Showing posts with label jam. Show all posts
Showing posts with label jam. Show all posts

Thursday, April 19, 2018

8.3: Preserves - Completed!

#430 Granny Milton's Pears in Brandy

There are only twenty recipes to go until I have cooked the entirety of English Food by Jane Grigson, and that means that I am able to give little overviews each time I finish a section.
The Preserves part of the book is at the very end, and is probably the part that most modern cooks would skip or ignore; it’s not as exciting as the meat and fish chapters for example, and you can buy very good preserves in shops and farmers’ markets these days. However, I would say, for me, it is one of the most important sections. 
The principle reason for its importance is that it introduced me to a whole host of British food plants that I had never heard of (or never thought of eating) such as Cornel cherries, medlars, sorbs, rowanberries, quinces and Seville oranges.

#109 Quince Comfits 

Also, it equipped me with a huge range of skills, because foods were not just being preserved as jams and jellies, but mediaeval comfits, sugars, flavoured spirits, chutneys, candied peel, orangeades and whole fruits. This, in turn, provided me with a backbone to my food business when it first started back in August 2012; I could line up several preserves on my little market stall and if the day was a washout, they would keep for next time.
#294 Preserved Spiced Oranges

Jane’s recipes always fill me with inspiration, and they continue to do so, but her influence here is greatest, because it has given me the most pleasure, which is also the simplest: the pleasure of cooking the recipes themselves.
Some of the recipes are now standards for me. Her (#24) Seville Orange Marmalade is the simplest and best recipe I have used, and her #383 Spiced Redcurrant Jelly too has never been bettered. #397 Herb Jelly is served at almost every roast dinner and is sublime when made with mint and served up with pie and peas.
#315 Cranberry Jelly

Real surprises in this section was the delicious #46 Rich Orangeade, laced with orange flower water has appeared in several of my pop-up restaurants as it makes such good cocktails! I would also urge you to try #385 Apricot and Pineapple Jam, a preserved made from preserves – dried apricots and tinned pineapples. I really didn’t see the point, but the result was delicious!
If you have never made preserves, the recipes in English Food are an excellent place to start.
#354 Passion Fruit Curd

That said, there are some real glaring omissions. There is little by the way of chutneys – there are no pickled onions and how could she leave out glorious piccalilli!? Also, there are no, what I would call, proper jams. Where is the strawberry, apricot, blackcurrant, greengage or raspberry jam? I really have no idea why fresh fruit jams wouldn’t make an appearance at all. I am attempting to fill in recipes that have been missed out on the other blog, so have a look there for more preserves recipes. If you spot something missing, please let me know.
#24 Seville Orange Marmalade

All twenty-one recipes from this section are listed below with a hyperlink to each post and the score I awarded them. It scored a mean mark of 7.5 (or if you’d prefer, a median and mode of 8), making it the third best completed part so far. It scored well most of the time but there was no recipe that achieved a top score of ten out of ten.
#294 Preserved Spiced Oranges (Part I & Part 2) 8.5/10
#127 Banana Chutney 5.5/10
#397 Herb Jellies 8/10
#255 Lemon Curd 8.5/10
#354 Passion Fruit Curd 6.5/10
#109 Quince Comfits 7/10
#20 Quince Vodka (Part 1 and Part 2) 7/10
#36 Vanilla Sugar 7/10
#286 Candied Peel 8/10

Friday, November 8, 2013

#385 Apricot and Pineapple Jam

A recipe from the Preserves part of the final chapter of the book and a recipe that I have been putting off for a good while because it seemed like the most pointless preserve. The two main ingredients, you see, are tinned pineapples and dried apricots WHICH ARE ALREADY PRESERVED! What is the point of that!?

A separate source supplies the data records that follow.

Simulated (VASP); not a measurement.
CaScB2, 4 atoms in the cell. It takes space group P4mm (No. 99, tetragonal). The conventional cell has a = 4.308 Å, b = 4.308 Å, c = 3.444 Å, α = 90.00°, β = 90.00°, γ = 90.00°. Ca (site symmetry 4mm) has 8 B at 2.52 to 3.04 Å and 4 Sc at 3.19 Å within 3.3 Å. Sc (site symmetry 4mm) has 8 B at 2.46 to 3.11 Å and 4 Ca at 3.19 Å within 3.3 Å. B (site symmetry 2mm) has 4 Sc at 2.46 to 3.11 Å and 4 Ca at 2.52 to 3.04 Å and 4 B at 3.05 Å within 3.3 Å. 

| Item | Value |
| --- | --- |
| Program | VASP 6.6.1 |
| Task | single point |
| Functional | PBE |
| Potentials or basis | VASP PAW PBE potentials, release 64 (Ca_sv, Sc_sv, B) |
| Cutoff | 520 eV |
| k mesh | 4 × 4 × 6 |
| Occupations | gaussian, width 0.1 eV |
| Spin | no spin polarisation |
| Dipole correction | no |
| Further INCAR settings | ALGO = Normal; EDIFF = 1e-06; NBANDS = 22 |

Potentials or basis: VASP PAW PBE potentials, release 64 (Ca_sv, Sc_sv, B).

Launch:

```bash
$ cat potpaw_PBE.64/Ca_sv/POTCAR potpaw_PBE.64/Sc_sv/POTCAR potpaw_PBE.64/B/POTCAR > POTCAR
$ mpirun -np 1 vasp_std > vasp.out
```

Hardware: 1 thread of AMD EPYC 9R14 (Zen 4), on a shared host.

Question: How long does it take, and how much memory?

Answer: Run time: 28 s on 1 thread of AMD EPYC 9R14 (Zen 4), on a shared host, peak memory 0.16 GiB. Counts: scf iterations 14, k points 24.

Jane tells us that her mother made this jam during the war, but lost the recipe, but then a stroke of luck; someone sent her a recipe, decades later. And here it is below. I suppose it makes a little bit of sense jazzing up the pineapple and apricots into a jam for high tea at a time of rationing.
The recipe uses not the dried apricots you typically find with the dried fruit in the supermarket, but the kind you find dried whole and rock-hard, with their stones inside. These are readily available at your local Asian grocers.
To begin, you need to soak a pound of the dried apricots in 2 ½ pints of cold water overnight. Take out the stones and crack them open to find the almond-scented kernels within. I find the best way to do this job is to put a dozen or so of the stones in a freezer bag and then swiftly crack them with a hammer. The bag stops the stones from flying everywhere, and a short swift crack with a hammer ensures that – in the main – the stones remain whole.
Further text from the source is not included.